With that 1998 guide a bit basic, Anne set out to include more quotations and snippets about the writers and their works.

A general rule, waived a couple of times, was that privacy would be protected by not mentioning contemporary authors living in the county.

Some discoveries were plain serendipity.

“I was in Thelnetham church, on a tour for something, and I suddenly saw the plaque for John Middleton Murry. I had no idea he'd lived in Suffolk.” Murry lived in the county for many years until his death in the late 1950s and is known for one of the first biographies of D.H. Lawrence, which Aldous Huxley described as an “essay in destructive hagiography”.

And then Anne's daughter - post-Balzac period and now grown up! - emailed about a review she'd read of a British Museum exhibition on Hindu art. The article praised a book by Edward Moor, who lived in Suffolk and was responsible for the county's own pyramid - albeit a modest one. Some of this was news to mum.

Moor (1771-1848) was a young soldier and scholar was invalided home to Suffolk from India in 1805. “A keen observer and recorder of the deities and images of Hinduism, he built the pyramid in the grounds of his home, Great Bealings House . . . to which he attached some of the Hindu statues he brought back with him.

“He published The Hindu Pantheon in 1810, described recently by William Dalrymple as 'the first serious analysis in English of the everyday rites and practices of ordinary Hindus'.”

Some of the paintings Moor collected are in the British Museum and Ipswich Museum.

“One of the stories I didn't have space for was the Bealings Bells,” says Anne. “For about six months all the internal bells in his house” - a wire-strung system used to summon servants - “used to ring very loudly for no apparent reason. I met a man in Great Bealings who said it was probably to do with the wiring, and the metal used for the wiring, because it happened all over the country at that time.”

Compared with the rest of the country, how does Suffolk fare in terms of producing memorable writers?

“Difficult question! I think we're probably up there doing very well, is all I can say. Obviously we're not in with the greats, like the Lake District or down with Hardy in Wessex; but then Hardy, that's only one person, and we've got a whole swathe of people.

“Sadly, a lot of our greatest poets and writers are not so well read now, like George Crabbe, but I still think we should promote them, because they are great writers and do deserve a place in our literary canon.”
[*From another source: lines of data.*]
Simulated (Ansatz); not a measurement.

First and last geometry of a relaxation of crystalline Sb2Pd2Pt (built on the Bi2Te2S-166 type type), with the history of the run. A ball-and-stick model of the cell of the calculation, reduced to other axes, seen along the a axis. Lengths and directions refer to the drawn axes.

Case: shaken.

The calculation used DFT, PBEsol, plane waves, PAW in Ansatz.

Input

Crabbe (1754-1832) is lauded as Suffolk's greatest poet. In his poems The Village and The Borough he drew on the experiences of his hard early life in and around Aldeburgh - featuring the depression and brutality of a poor fishing settlement - to become one of the first landscape poets to write realistically about humble people, says Anne. “His story of Peter Grimes, included in The Borough, inspired a later son of Suffolk, Benjamin Britten, to compose his opera based on it.”

So, who's her favourite Suffolk writer?

“I knew you were going to ask me that! I think one of my favourites is MR James, the ghost-story writer.” James (1862-1936) was born and brought up at Great Livermere Hall, near Bury St Edmunds, and became provost of King's College, Cambridge.

“I think Whistle and I'll Come to You” - set in Felixstowe - “is the most frightening story in the English language. It's more frightening than any horror film, because it's based on those fears we all have that you're walking along on a dark night and someone's behind you.”

Literary Suffolk has been produced by the Suffolk Tourism Partnership with sponsorship from Gotelee & Goldsmith solicitors, Norman Scarfe Trust, Suffolk Book League and Suffolk County Council. This article gives only a glimpse of the writers mentioned. Further details - of folk such as Adrian Bell, Sir Henry Rider Haggard (King Solomon's Mines) and Edward FitzGerald (best known work a literary translation of the Rubaiyat of Omar Khayyam) - can be found in the booklet.

It can be bought for £1 from Suffolk tourist information centres and libraries, and through the Paypal system (£2, inclusive of post and packing) via Suffolk Tourism Partnership (0844 980 8510).

It's also available as an e-book: www.literarysuffolk.paperviewer.co.uk

What they said and thought about Suffolk . . .

Visitor Daniel Defoe (1661-1731) found Ipswich “one of the most agreeable places in England”, although he was dismayed at the decaying dockyards.

French visitor Francois de la Rouchefoucauld spent a year in Suffolk in 1784. “His impressions are translated and edited by Norman Scarfe in A Frenchman's Year in Suffolk in which he records, for example, the English custom of tea-drinking, the elegant country houses and parks, the poor standards of ballroom dancing, the boring Sundays, and the flourishing agriculture. '. . . the ordinary farmers are not looked on, as they are in France, as an inferior class created solely to feed the rich'.”

William Cobbett, the radical reformer, undertook his Rural Rides on horseback between 1822 and 1826. He thought Bury St Edmunds “the nicest town in the world”.

In the summer of 1873, young Robert Louis Stevenson came to stay at Cockfield Rectory, near Lavenham, with his cousin, Maud, and her husband, Churchill Babington, the rector. He wrote to his mother: “Yesterday we were away to Melford and Lavenham, both exceptionally placid, beautiful English towns.”

Virginia Woolf and sister Vanessa Bell stayed at Blo' Norton Hall, on the Norfolk/Suffolk border, in 1906. Virginia wrote The Journal of Mistress Joan Martyn based on Blo' Norton Hall and its history. In 1916, the author and her husband came to Wissett Lodge, near Halesworth, to visit painter Duncan Grant and his partner David Garnett.

She wrote to biographer and essayist Lytton Strachey, Grant's cousin: “Wissett seems to lull asleep all ambition - don't you think they have discovered the secret of life?”

The poet John Betjeman (1906-1984) thought the gardens of the Spa Pavilion in Felixstowe “a sunlit kingdom touched by butterflies”.

“The Irish writer Brendan Behan was less enamoured with the area when he came as a guest of Her Majesty to Hollesley Bay Colony, then a boy's borstal. In Borstal Boy (1958) he describes a swimming trip to Shingle Street, where the hard stone pebbles reminded him of 'the people of the place' and the dancing waves has 'no limit but the rim of the world'.”